The Cambridge Union Society is embroiled in further controversy this week after a guest speaker walked out of the chamber in the final minutes of the debate on Thursday night.

Stephen Gash, who was speaking in support of the motion "This House believes Islam is a threat to the West", interrupted the final speaker of the opposition, Abdullah Al-Andalusi, on several occasions, as response to Al-Andalusi's alleged personal attacks against him.

After being warned by Union Vice-President Jeremy Schwarz that he risked being removed from the chamber, Gash chose to walk out.

Gash is a former leading member of the pressure group Stop the Islamification of Europe (SIOE). Al-Andalusi is a Muslim community activist and public speaker.

Al-Andalusi told Varsity, "I would like to point out that I made no personal attacks on Stephen Gash, but references to the ideas and beliefs of his organisation, and its members. I am only aware of Stephen's political opinions, and not his personal character.

"I think he [Gash] objected to being reminded that his opinions are similar to those of the BNP in front of such an audience."

According to Al-Andalusi, "I found it upsetting that Mr Gash could not respect my right to speak, as I had done for him. I had not even offered a point of information during his speech."

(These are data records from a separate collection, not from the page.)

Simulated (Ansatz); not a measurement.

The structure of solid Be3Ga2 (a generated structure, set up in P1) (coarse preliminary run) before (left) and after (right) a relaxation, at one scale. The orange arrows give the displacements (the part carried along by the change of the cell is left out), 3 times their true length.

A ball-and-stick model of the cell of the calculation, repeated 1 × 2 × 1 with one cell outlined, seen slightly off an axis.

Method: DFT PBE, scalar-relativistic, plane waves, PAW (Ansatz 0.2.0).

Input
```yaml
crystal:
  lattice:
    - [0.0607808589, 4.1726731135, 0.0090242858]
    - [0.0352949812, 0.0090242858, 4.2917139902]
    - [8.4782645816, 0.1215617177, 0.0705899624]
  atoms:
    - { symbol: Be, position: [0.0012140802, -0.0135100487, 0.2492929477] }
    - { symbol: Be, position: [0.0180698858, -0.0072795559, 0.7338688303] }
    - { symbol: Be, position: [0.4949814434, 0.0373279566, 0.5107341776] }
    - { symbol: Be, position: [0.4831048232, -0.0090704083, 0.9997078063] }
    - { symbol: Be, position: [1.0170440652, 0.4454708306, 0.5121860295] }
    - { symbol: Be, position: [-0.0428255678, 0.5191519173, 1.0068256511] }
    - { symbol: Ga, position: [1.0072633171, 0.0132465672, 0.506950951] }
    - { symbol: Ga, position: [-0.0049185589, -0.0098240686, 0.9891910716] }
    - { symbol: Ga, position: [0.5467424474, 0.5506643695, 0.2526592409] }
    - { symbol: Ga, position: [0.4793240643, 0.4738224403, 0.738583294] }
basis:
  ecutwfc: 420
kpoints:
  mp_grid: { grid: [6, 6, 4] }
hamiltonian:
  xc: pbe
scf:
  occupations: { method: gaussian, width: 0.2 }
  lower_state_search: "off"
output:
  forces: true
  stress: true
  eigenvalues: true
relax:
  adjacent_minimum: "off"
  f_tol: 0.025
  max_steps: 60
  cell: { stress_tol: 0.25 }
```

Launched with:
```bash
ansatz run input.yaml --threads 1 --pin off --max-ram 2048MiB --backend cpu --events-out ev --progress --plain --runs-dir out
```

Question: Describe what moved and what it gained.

Explaining his side of the story, Gash said, "I was angry because I was led to believe that proposers and opposers of the motion would refrain from making personal comments on each other. This was not the case and the final speaker opposing the motion associated me with the BNP.

"I have denounced the racism of the BNP on may occasions and continue to do so. I have stood against them several times in elections. However, the rules of the debate forbade me to refute the false accusations against me.

He added, "As I was prevented from responding, I chose to leave. I consider that double standards were applied to my disadvantage. I could have demolished the person concerned in a matter of four sentences, but chose instead to debate the motion."

Speaking to Varsity, Union Head of Press Alex Küng said, "The Cambridge Union impartially upheld its rules throughout the debate. Unfortunately, Mr. Gash chose to walk out because he believed that Mr. Abdullah Al-Andalusi's personal attacks were inexcusable.

"Whether this is true or not misses the main point: that every speaker is afforded an equal share of time to express his/her position freely, within the boundaries of UK law, notwithstanding the contrasting views of those at the debate."

Al-Andalusi appeared to concur with the Union's assessment saying, "My perception is that the Union handled the matter impartially."

Gash, similarly, praised the Union, saying, "I commend the CU for holding the debate and would humbly suggest it continues to hold controversial events. Like beauty, provocation is perceived by the beholder."

The incident comes just two weeks after criticism was levelled at the Union for allowing a student speaker with purportedly pro-Israeli sympathies to argue for the motion "This House Believes that Israel is a Rogue State".

Frustration about the variety of guest speakers invited to the Union this term was further reflected when a signed letter was sent by students to the Union President.

Protesting against the decision to offer a platform to "controversial speakers simply for sensationalism", the letter added, "it appears that these speakers have no credentials for such a debate besides just being simple Islamophobes."

Many students who were in the audience on Thursday also voiced their criticism about the motion itself. One student from Gonville & Caius College commented that the motion had "failed to engage with the differences between Islam and Islamism, leading to an intentionally confrontational and unreflective discussion."

This article was amended and updated at 1900 GMT on Sunday, November 7, 2010.